Free Shopping List Apps That Don't Require an Account (2026)
You just wanted to make a shopping list. Two minutes later you're creating a password, verifying your email, opting out of three newsletters, and wondering why a to-do app needs your phone number. Account-required signups are the dark pattern of the decade, and they're especially annoying for something as simple as a grocery list.
The good news: several good apps let you skip the account entirely — either on your end, your partner's end, or both. Here's an honest breakdown in 2026.

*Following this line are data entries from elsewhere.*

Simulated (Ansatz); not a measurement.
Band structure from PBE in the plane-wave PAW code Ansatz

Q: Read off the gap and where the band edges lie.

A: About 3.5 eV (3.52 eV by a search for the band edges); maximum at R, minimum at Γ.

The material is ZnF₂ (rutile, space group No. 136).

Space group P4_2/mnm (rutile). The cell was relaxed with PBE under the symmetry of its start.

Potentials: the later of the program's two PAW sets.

Why Account-Required Sharing Is the #1 Reason Shared Lists Fail
Before the list, one point worth making: when people ask me why their shared shopping list "never stuck," the answer is almost always the same. They picked an app where both people had to sign up. The partner never completed signup. The list stayed one-sided. Within two weeks, they gave up.
This is a solved problem — but only if you pick the right app. Most major shopping list apps still require accounts for all participants. A few don't, and they're the ones worth knowing about.
The Apps Worth Knowing
Listful
- Your side: No account required to use the app solo.
- Partner's side: No account required. You send a share link; they open it. That's the whole onboarding.
- Platforms: iPhone and Apple Watch (Android on the roadmap).
- Cost: Free. The core — lists, sharing, real-time sync, shopping mode, Apple Watch — is free.
- Catch: iOS-only for now. Not useful if your partner is on Android.
The app this site belongs to, so take the praise with that context. The sharing design is specifically why the app exists: making the person you share with have to sign up is the biggest usability failure in category apps, and Listful was built to avoid that.
Apple Reminders
- Your side: Needs an iCloud account, which you already have on iPhone.
- Partner's side: Needs an iCloud account too, which they already have on iPhone. Sharing via iMessage link.
- Platforms: iOS, macOS, iPadOS. Technically not on Android.
- Cost: Free, built-in.
- Catch: Only practical if both people are on iPhone. Sharing experience works but isn't a real-time shopping list — it's a general reminders app.
If you and whoever you shop with are both on iPhone and you don't want to install a third-party app at all, Apple Reminders is acceptable. It lacks shopping-specific features (no categorization by store section, no dedicated shopping view), but it's free and already installed.
Google Keep
- Your side: Needs a Google account — which most people already have.
- Partner's side: Needs a Google account — most people also have.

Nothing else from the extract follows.